The distance between opposite corners of the cube must be less than or equal to 6 cm, the diameter of the sphere.

A bit of Pythagoras and right angled triangles yields that;

the Distance between opposite corners of Cube

= Side length times sqrt 3

So the maximum SIDE length of cube

to fit in 6 cm sphere = 6/sqrt 3 = 3.46 cm.

Therefore a 4x4x4 cube will not fit within the 6 cm sphere.

(A 3x3x3 cube would fit but would require a different alignment of the blocks).

The only remaining SOLUTION is the 2x2x2 cube of 8 blocks,

which with a side of 2, is less than 3.46 and so will fit.

1 May 2013 at 4:50 pm [Comment permalink]

sphere cuts through the outer cubes leaving 4x4x4 complete

= 64.

2 May 2013 at 2:46 pm [Comment permalink]

The volume of that sphaere is V=4/3 *?*R^3. R=diametre:2=3cm.

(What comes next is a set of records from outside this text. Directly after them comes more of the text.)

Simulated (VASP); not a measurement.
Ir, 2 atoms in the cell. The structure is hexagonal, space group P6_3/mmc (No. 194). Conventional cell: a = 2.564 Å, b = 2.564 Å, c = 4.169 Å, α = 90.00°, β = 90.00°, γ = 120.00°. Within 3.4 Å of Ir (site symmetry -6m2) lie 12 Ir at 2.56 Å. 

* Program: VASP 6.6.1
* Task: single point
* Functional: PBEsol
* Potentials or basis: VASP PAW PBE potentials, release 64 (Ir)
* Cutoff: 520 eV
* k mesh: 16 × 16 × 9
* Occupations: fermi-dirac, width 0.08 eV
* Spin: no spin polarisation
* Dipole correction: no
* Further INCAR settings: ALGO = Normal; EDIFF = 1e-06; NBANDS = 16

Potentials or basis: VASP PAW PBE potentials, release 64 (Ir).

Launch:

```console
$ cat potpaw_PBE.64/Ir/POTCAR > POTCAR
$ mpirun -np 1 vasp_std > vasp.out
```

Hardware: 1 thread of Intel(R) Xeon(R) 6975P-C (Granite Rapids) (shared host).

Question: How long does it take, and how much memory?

V=4/3 *3.14 *3^3 = 113.04 cm^3.

That means, there are 113 complete unit cubes, if 1cm^3 is concidered as a "unit cube".

11 May 2013 at 11:48 pm [Comment permalink]

new to this site and love it already. your explaination of the gamma function was easily understandable.if all mathematical concepts were taught this way nobody would have math angst and we would all have a shot at being members of the bourbaki(sic)

.

16 May 2013 at 12:30 pm [Comment permalink]

dear Murray sir,

the answer for this puzzle is 64.

Reason: the dia of inscribed sphere will be 6cm. if we inscribe another cube of maximum size inside the sphere its side length will be 6/sqrt(2)=4.242 but we can have a cube of 4cm side only with complete unit cubes.

Further the utmost gap between this 4cm cube and the sphere is 1cm so we cannot insert any complete unit cubes in that gap.

so the result is a cube of 4cm side length which comprises of 64 unit cubes.

thank u sir

20 May 2013 at 8:14 pm [Comment permalink]

Lets try for 56?

2 2 1 cubes have long diagonal of 3

Here is a calculation worksheet I did to back up my intuition...

.

20 May 2013 at 8:31 pm [Comment permalink]

My conjecture is 7×8=56 since there are 7 possible "furthest" vertices of cubes which fit in a sphere of radius 3. For example, in the 1st octant, the possible 'upper right rear' corners which fit are

(1,1,1),(1,1,2),(1,2,1),(2,1,1);(2,2,1),(2,1,2),(1,2,2)

I'm using the 3-D version of the distance formula or Pyth Them

Even if 'm wrong, I love this question which is the 3-dim analog of the the number of lattice points which fit in a circle of given radius. Thank you!

21 May 2013 at 12:13 am [Comment permalink]

56. I cut the sphere in half and worked on the left side. Then I selected the leftmost point of each set of cubes to inscribe the circle upon(sort of like a left hand Riemann sum).

22 May 2013 at 2:25 pm [Comment permalink]

The answer is 56 complete unit cubes 🙂

28 May 2013 at 12:00 pm [Comment permalink]

lols

So 56 the correct answer.

I noticed that maybe I have to mention the method with which I got the answer.

I simply wrote a Matlab code to count the squares. When the computer can calculate, why would I bother to do it manually? 😀

BTW my code is neither sophisticated nor well-documented. I just write it here for reference purpose:

clear all;

clc;

count = 0;

for i=1:6

for j=1:6

for k=1:6

% define the corners of a typical cube

c(i,j,k).a(:,1) = [i+1,j,k];

c(i,j,k).a(:,2) = [i+1,j+1,k];

c(i,j,k).a(:,3) = [i+1,j+1,k+1];

c(i,j,k).a(:,4) = [i+1,j,k+1];

c(i,j,k).a(:,5) = [i,j+1,k+1];

c(i,j,k).a(:,6) = [i,j,k+1];

c(i,j,k).a(:,7) = [i,j+1,k];

c(i,j,k).a(:,8) = [i,j,k];

check = 1;

for m=1:8

% if any of the corners of the cube falls

% outside of the sphere, mark it

% so that it wont be counted

if sum((c(i,j,k).a(:,m)-4).^2)>9

check=0;

end

end

count=count+check;

[i j k check]

end

end

end

count

11 Jun 2013 at 8:40 am [Comment permalink]

i have difficulties in elaborating my report in math which is probability models.

i had some background about it but I just can't find some concrete illustrations of it.

17 Sep 2013 at 9:20 am [Comment permalink]

learning math is fun:)